Mostly, like every creative person, I’m curious about curiosity. I seem to have it in larger doses than most people, and I think I like that about myself. My friends tend to be curious, too, and they tend to value this in themselves. In fact, I enjoyed a long telephone conversation with a friend not six months ago on this very subject—he was analyzing generational differences in the workplace, and thought our generation pursued curiosity with greater energy than the current one.
Of course, Dr. Kashdan touches school as curiosity-killer (“Do it now, ask questions later. Stay away from strangers. Avoid controversial topics and hot-button issues”), but I think he’s better when he’s positive, and consistent with the thinking of the positive psychology movement in academia, where he plays a part. When describing how and why “Curiosity is about recognizing and reaping the rewards of the uncertain, the unknown and the new…,” he explains that there is a “simple story line for how curiosity is the engine of growth.”

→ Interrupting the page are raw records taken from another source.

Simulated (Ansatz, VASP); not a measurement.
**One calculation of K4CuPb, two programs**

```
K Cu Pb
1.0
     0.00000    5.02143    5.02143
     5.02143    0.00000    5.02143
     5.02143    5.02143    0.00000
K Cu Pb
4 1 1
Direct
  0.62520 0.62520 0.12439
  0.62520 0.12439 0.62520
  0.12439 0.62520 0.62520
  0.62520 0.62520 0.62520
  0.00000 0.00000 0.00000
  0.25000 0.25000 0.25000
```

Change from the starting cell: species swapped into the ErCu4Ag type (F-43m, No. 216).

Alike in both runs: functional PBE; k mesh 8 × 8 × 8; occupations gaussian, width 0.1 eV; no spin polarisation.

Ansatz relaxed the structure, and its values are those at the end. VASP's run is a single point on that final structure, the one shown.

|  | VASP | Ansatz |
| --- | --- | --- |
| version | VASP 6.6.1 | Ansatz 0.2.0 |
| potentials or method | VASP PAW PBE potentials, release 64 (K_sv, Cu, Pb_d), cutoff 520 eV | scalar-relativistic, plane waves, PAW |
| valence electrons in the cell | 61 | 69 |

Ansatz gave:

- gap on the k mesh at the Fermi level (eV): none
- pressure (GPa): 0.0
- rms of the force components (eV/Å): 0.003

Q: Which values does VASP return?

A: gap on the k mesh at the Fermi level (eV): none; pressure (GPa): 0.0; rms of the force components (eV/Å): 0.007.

By being curious, we explore.
By exploring, we discover.
When this is satisfying, we are more likely to repeat it.
By repeating it, we develop competence and mastery.
By developing competence and mastery, our knowledge and skills grow.
As our knowledge and skills grow, we stretch who we are and what our life is about.
So “curiosity begets more curiosity.” Fair enough. But that’s just the starting place. When he offers curiosity as the opposite of certainty, and broadens the argument to society’s need for closure, specific answers, one way of looking at the world, his arguments become insights:
Curiosity creates possibilities; the need for certainty narrows them.
Curiosity creates energy; the need for certainty depletes.
Curiosity results in exploration; the need for certainty creates closure.
Curiosity creates movement; the need for certainty is about replaying events.
Curiosity creates relationships; the need for certainty creates defensiveness.
Creativity is about discovery; the need for certainty is about being right.
At first, I didn’t think much of this list, but the more I worked on a new project about knowledge and understanding, the more I realized the value of Dr. Kashdan’s insights.
It’s easy to see how this material can be brought into a wider domain: curiosity results in personal fulfillment, happiness, a healthy mental outlook, a purpose to life, and so on. He encourages openness in the style of so many self-help books, and here’s where my fascination begins to wane, mostly because I’ve read it all before: “When walking outside the house, I will gently guide my attention so I can be intrigued by every bodily movement and whatever sights, sounds and smells are within my range.” I don’t understand why anybody who is taking a walk would fill their ears with music, but that’s because I enjoy listening to the natural world. Does experience open my mind to every possibility? Not sure. I think I’m listening to birdsong, looking at autumn leaves and winter branches, and taking whiffs of honeysuckle when it’s in season. That’s enough for me.
If you find self-help books useful, you might add this one to your library. There are chapters about “The Rewards of Relationships” and “The Anxious Mind and the Curious Spirit,” and, almost inevitably, “Discovering Meaning and Purpose in Life.”
I think curiosity is powerful on its own terms: as an antidote to the routine, a door that opens to creative and divergent thought, as a pathway to learning lots of things. Secret of life? Maybe. I’ll leave that one up to you.